BirdNET for STM32 - Open Source Embedded Project

A specialized framework for training and deploying BirdNET audio classification models on the STM32N6570-DK development board. It provides a complete pipeline from dataset preparation and TensorFlow training to optimized NPU deployment using STMicroelectronics' X-CUBE-AI tools.

Overview

BirdNET-STM32 is a comprehensive project designed to bring advanced bioacoustic monitoring to edge devices. It focuses on the deployment of the BirdNET audio classification model onto the STM32N6570-DK development board, leveraging the high-performance capabilities of the STM32N6 series and its integrated Neural Processing Unit (NPU). The repository provides a full-stack workflow, covering dataset preparation, model training in TensorFlow, quantization, and final deployment using the ST Edge AI ecosystem.

Hardware and Performance

The primary target for this project is the STM32N6570-DK, a development platform featuring the STM32N6 microcontroller. This chip is particularly well-suited for audio AI tasks due to its dedicated NPU, which significantly accelerates deep learning inference.

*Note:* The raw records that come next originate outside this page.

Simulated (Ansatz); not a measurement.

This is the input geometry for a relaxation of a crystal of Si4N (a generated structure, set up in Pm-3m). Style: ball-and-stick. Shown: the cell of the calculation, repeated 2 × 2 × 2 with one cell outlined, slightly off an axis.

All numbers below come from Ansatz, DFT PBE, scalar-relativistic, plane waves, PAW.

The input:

According to the project documentation, a pre-trained model optimized for this platform can perform inference on a single audio chunk in approximately 3.3 ms. This performance is roughly 900 times faster than real-time, allowing for extremely low power consumption or the ability to process multiple audio streams simultaneously.

Technical Architecture

The project utilizes a Depthwise Separable Convolutional Neural Network (DS-CNN) architecture. One of the unique aspects of this implementation is the flexible audio frontend, which supports several modes:

Precomputed/Librosa: Mel spectrograms computed offline.
Hybrid: Linear magnitude spectrograms provided to the model, which then applies fixed mel scaling.
Raw/TF: Raw audio provided directly to the model, with a TensorFlow-based frontend producing features internally.

This flexibility allows developers to balance the computational load between the MCU’s general-purpose cores and the NPU.

Deployment Pipeline

The deployment process is integrated with STMicroelectronics’ X-CUBE-AI framework. The workflow follows these critical steps:

Training: Using train.py, users can train custom models on subsets of the iNatSounds dataset or their own recordings.
Conversion: The convert.py script transforms Keras models into quantized TFLite models using Post-Training Quantization (PTQ).
ST Edge AI Generation: The stedgeai CLI tool converts the TFLite model into optimized C code specifically tailored for the STM32N6 NPU.
On-Device Validation: The project includes scripts to validate the model’s performance directly on the target hardware, comparing on-device output against reference Keras results to ensure numerical accuracy.

Getting Started

The repository includes a pre-trained model (birdnet_stm32n6_100.tflite) trained on 100 common bird species. To deploy a custom model, users need to set up a Python 3.12 environment and install the dependencies listed in requirements.txt, which include TensorFlow and Librosa. The deployment phase requires the STM32Cube.AI CLI, STM32CubeProgrammer, and the ARM GNU toolchain.

For developers looking to build a full application, the project outlines a demo structure involving real-time audio capture via on-board microphones, FFT accumulation in a ring buffer, and periodic inference to log top-5 predictions to a serial console.